Japan Pension Fund Rides Stocks to $46 Billion Gain
Japan Pension Fund Rides Stocks to $46 Billion Gain

The world’s biggest pension fund posted its fourth-straight quarterly gain, as global stocks rose and a decline in the yen against both the dollar and the euro helped boost the value of its overseas investments.

The Government Pension Investment Fund returned 3.5%, or 5.1 trillion yen ($46 billion), in the three months ended June 30, increasing assets to a record 149.2 trillion yen, it said in Tokyo on Friday. Domestic equities added 2.3 trillion yen as the benchmark Topix index rose in the period, while the value of foreign stocks increased by 1.9 trillion yen, Bloomberg reported.

The Japanese retirement fund’s recent string of quarterly gains follows a series of losses after it overhauled its strategy in 2014 to buy more shares and cut debt. GPIF, which holds the majority of its stock investments in strategies that track indexes, benefits when broader equity markets are rising.

“With stronger stocks, we’re not seeing a repeat of trillions of yen of paper losses that we saw in the past,” said Ayako Sera, a market strategist with Sumitomo Mitsui Trust Bank Ltd. in Tokyo. “Performance is improving, but we still have to maintain a calm view.”

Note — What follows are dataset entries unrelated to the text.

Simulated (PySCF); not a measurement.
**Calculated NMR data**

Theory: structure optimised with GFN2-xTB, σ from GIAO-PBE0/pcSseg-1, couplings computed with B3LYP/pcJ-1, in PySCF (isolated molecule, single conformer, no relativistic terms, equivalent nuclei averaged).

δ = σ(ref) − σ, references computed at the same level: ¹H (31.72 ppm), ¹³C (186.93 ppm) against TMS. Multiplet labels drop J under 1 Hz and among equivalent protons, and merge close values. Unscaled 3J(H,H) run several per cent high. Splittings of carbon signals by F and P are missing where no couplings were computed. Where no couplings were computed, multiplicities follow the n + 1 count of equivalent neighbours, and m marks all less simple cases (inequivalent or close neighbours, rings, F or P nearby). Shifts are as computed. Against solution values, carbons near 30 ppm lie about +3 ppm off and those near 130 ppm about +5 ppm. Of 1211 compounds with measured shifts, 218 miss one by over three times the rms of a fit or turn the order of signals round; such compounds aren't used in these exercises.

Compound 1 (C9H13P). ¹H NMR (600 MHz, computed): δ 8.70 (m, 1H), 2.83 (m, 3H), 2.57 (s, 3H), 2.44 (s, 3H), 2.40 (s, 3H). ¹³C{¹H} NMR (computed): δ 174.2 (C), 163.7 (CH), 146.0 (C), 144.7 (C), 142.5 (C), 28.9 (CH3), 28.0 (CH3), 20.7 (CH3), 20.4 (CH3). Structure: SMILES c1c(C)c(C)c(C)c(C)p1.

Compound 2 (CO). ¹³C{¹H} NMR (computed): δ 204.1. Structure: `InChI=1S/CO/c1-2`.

The fund’s Japanese share holdings returned 6.6% over the three months, matching the Topix’s performance. Overseas stocks added 5.5%, helped by a 7.6% drop in the yen against the euro, the biggest decline since 2013, as well as weakness versus the greenback, both of which increase the value of foreign holdings when repatriated. The MSCI All-Country World Index climbed 3.6% last quarter.

“A positive market environment continued” in the June quarter, with good global economic data and corporate earnings supporting increases in stocks, GPIF President Norihiro Takahashi said in a statement Friday. “The yen was in a weakening trend due to expectations that the Federal Reserve will raise interest rates and the ECB will move toward normalizing monetary policy, while the Bank of Japan’s quantitative easing policy continued.”

The fund’s domestic bond holdings, which accounted for 30.5% of total assets, managed a nearly flat return. Foreign bonds added 4.5%, making up 13.5% of the GPIF’s investments at the end of June.

Japanese stocks accounted for 24.4% of holdings, while overseas equities were 23.9% of assets. The target levels for GPIF’s portfolio are 35% for domestic debt, 15% for foreign bonds, and 25% each for domestic and overseas shares.